Tags: Essays, New Literature
In 2021, Priya Krishna asked “why do American grocery stores still have an ethnic food aisle?” The righteous anger of those interviewed underlined the main feeling of the piece: an ethnic food aisle is too small and too limiting for modern tastes. It is a racist conceit that smashes those cultures considered “ethnic” together while keeping largely Western and European items separate. The essayists of Letters to a Writer of Color play with the same challenge.
Featuring heavy-hitters like Kiese Laymon, Amitava Kumar, Ingrid Rojas Contreras, and edited by Deepa Anappara and Taymour Soomro, the collection shares advice, understanding, and insights via essays. Letters is simultaneously a craft book and nothing like a craft book. There are no instructions for how to write or how to live the life of a writer. The pieces ping pong between anguish and triumph over the process of communicating a difficult, “othered” self despite obstacles set by racism and life.
At times profound and at others slightly saccharine, the essays together are comforting. They confirm that a writer need not be perfect or even published to be any good. And, for the writer of color, writing is an act of self-translation. As Xiaolu Guo writes, “A good translation is never really a translation. It is a creative reproduction.” And as Zeyn Joukhadar writes, “To write anything as a queer or trans writer of color is to refuse to allow oneself to be shoved quietly out of view. It is to be angry nearly all the time and to find ways of transmuting that rage into something useful.”

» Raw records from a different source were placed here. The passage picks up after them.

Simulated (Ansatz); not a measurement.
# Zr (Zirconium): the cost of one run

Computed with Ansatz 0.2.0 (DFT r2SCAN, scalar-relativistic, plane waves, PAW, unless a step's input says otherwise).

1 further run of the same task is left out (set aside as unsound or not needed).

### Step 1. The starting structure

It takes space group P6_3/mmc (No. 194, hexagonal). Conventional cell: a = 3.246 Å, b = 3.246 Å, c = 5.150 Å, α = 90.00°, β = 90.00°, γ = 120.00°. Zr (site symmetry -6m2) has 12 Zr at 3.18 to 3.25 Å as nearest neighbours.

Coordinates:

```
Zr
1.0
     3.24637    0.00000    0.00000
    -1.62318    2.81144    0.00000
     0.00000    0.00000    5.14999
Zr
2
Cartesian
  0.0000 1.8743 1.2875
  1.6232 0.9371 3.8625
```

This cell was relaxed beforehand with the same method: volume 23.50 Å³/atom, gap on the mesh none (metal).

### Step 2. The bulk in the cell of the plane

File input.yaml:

It might seem strange that the disparate experiences of writers of color would be combined in a book like this. Because, like the ethnic food aisle, there are large differences between a Black American and an Asian immigrant or a Puerto Rican and a Syrian refugee. But none of the writers strive to be prescriptive about their experience or the ones of other writers like them. Each essay is focused inward, simply presenting examples for how one might organize oneself without judgment.